The public version is available to read online and its 55 pages are dominated by one word: Russia. Indeed, much of it concerns what is happening domestically in Russia, in a manner that is familiar from any number of previous think-tank reports and summaries.
Only halfway through its total length does the report move on to consider the consequences of Kremlin policy more specifically in Latvia.
"Actions against Latvia are carried out by special services of several countries. The aggressive activities of Russian intelligence and security services pose a serious threat to the collective security of NATO and EU, and the national security of Latvia, while the activities conducted by special services of other countries over the past year are assessed by SAB as moderate and not having posed a direct threat to Latvian national security. The activities of the Russian special services against Latvia are within the scope of their general activities aimed against the West," the SAB report says, using mainstream media as its sources.
"In October 2018, media announced that Roman Tatarka, an employee of the Russian Embassy in Rīga, attended the same Military Academy as Anatoly Chepiga, involved in the poisoning of Sergei Skripal. Tatarka was recalled from Latvia in the beginning of 2019," SAB says.
"He first came to the attention of SAB as a Russian military intelligence officer during his previous posting in Latvia in 2010," it adds.
"SAB predicted high Russian interest on the 2018 Latvian parliamentary elections. No targeted campaign influencing the election results were observed," it says, adding that Russian services "were mostly using open sources to collect information on the elections and the subsequent process of forming the government."
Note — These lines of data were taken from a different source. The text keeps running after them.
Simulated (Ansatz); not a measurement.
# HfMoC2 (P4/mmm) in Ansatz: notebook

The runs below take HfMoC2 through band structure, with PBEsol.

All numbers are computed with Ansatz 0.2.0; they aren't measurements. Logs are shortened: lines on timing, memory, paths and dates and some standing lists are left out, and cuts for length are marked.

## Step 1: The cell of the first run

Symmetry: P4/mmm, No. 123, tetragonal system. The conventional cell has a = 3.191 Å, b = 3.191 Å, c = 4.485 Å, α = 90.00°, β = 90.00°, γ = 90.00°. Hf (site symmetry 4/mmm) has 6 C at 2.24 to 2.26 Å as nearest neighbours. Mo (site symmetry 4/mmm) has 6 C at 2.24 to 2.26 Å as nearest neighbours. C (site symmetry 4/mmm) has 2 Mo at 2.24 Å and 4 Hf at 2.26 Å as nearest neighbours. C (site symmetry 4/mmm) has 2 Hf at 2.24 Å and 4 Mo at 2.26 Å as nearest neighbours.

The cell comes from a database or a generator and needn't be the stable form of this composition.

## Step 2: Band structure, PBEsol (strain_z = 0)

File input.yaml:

"Media monitoring conducted by SAB did not indicate Russian attempts to influence the outcome of the 2018 Latvian parliamentary election through propaganda media," SAB says, suggesting "a long time strategy to create a negative and hostile image of Latvia rather than a coordinated informative support to any particular political party" was the intention.
However, there are one or two more interesting nuggets of information.
"In 2018 SAB plead [sic] the Minister of the Interior to include an individual representing a Russian company in Latvia in the list of persons to whom it is prohibited to entry into the territory of Latvia. The particular person was collecting information on Latvian nationals and their trips to Russia in accordance with tasks received from Russian special services," the report says.
The cyber sphere represents a particular threat, the report says, but gives few details or numbers.
"According to the information available to the SAB, cyber-attacks on Latvia have been carried out by both GU and FSB over the last few years. The attacks have been espionage related and in most cases have been directed against government institutions or individual officials working in the fields of home affairs, foreign affairs and defense."
However, in the matter of security clearances, some figures are given.
"In 2018, the SAB issued 588 security clearances fpr access to national classified information, 2388 security clearances for access to NATO classified information, and 2337 security clearances for access to EU classified information. Access to national classified information was denied in 12 cases, whereas access to NATO and EU classified information was denied in 4 cases."
There is also some interesting data on the use of authorized cellphone tapping which shows SAB is responsible for just 13% of it, compared with 38% by the State Police, 21% by the State Security Department and 10% by the Border Guard. Perhaps surprisingly, the KNAB anti-corruption police carried out a mere 1.5% of wire taps.
SAB was formed in 1995 with its main tasks including intelligence gathering, counter-intelligence and protection of state secrets. As the National Security Authority SAB also ensures protection of NATO and EU classified information in public institutions engaged in work with such information.